[vorbis-dev] new mdct
Takehiro Tominaga
tominaga at isoternet.org
Sat Aug 26 01:56:23 PDT 2000
>>>>> "T" == Takehiro Tominaga <tominaga at isoternet.org> writes:
T> and the output is not identical. I think this is becuase of
T> floating point rounding problem, but there may be a bug.
Sorry. That's my silly bug....
I made a new one. check this out.
Basic strategy of optimization is
1 loop integration.
"step1/step2" in old mdct code and "step4,5,6,7/step8" is now merged.

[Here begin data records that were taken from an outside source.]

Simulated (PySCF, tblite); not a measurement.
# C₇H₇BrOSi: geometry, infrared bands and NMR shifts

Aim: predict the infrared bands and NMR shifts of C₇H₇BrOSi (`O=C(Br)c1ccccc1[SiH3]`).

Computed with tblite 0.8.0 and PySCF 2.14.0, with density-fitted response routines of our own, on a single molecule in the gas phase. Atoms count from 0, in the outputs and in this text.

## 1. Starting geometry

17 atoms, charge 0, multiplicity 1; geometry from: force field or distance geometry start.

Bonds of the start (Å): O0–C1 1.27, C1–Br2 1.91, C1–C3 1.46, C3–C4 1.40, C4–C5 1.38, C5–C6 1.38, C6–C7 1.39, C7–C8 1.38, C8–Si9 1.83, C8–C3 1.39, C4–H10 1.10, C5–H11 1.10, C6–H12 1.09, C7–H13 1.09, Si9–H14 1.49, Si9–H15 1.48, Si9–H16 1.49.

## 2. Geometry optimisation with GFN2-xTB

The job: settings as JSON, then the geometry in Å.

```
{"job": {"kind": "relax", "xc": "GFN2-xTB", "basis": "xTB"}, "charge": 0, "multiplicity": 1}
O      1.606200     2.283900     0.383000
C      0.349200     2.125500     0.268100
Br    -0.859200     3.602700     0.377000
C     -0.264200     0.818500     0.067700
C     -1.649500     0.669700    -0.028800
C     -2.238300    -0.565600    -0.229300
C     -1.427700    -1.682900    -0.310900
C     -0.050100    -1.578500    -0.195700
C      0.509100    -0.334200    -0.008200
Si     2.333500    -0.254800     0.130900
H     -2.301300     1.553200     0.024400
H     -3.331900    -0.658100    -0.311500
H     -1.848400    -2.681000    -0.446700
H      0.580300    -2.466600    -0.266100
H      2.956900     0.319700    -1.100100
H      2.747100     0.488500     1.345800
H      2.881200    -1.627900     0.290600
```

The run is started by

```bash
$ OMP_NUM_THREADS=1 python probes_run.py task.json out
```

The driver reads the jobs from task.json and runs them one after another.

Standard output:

2 memory access order optimization
because almost all the today's computer is optimized for positive
diirection sequencial read/write.
And, I have some question.
you can easyly find we can "more optimize" the mdct_backward by
calculating (window[i]*B[2*i]) in the initilization routine.
mdct_forward is vice verce. but this may make a appling
pre-window time information (a feature extension?) impossible.
in mapping0.c,
mdct_backward(...);
/* now apply the decoded pre-window time information */
/* NOT IMPLEMENTED */
/* window the data */
pcm[] = pcm[]*window[];
So i have a question: what kind of "pre-window time information"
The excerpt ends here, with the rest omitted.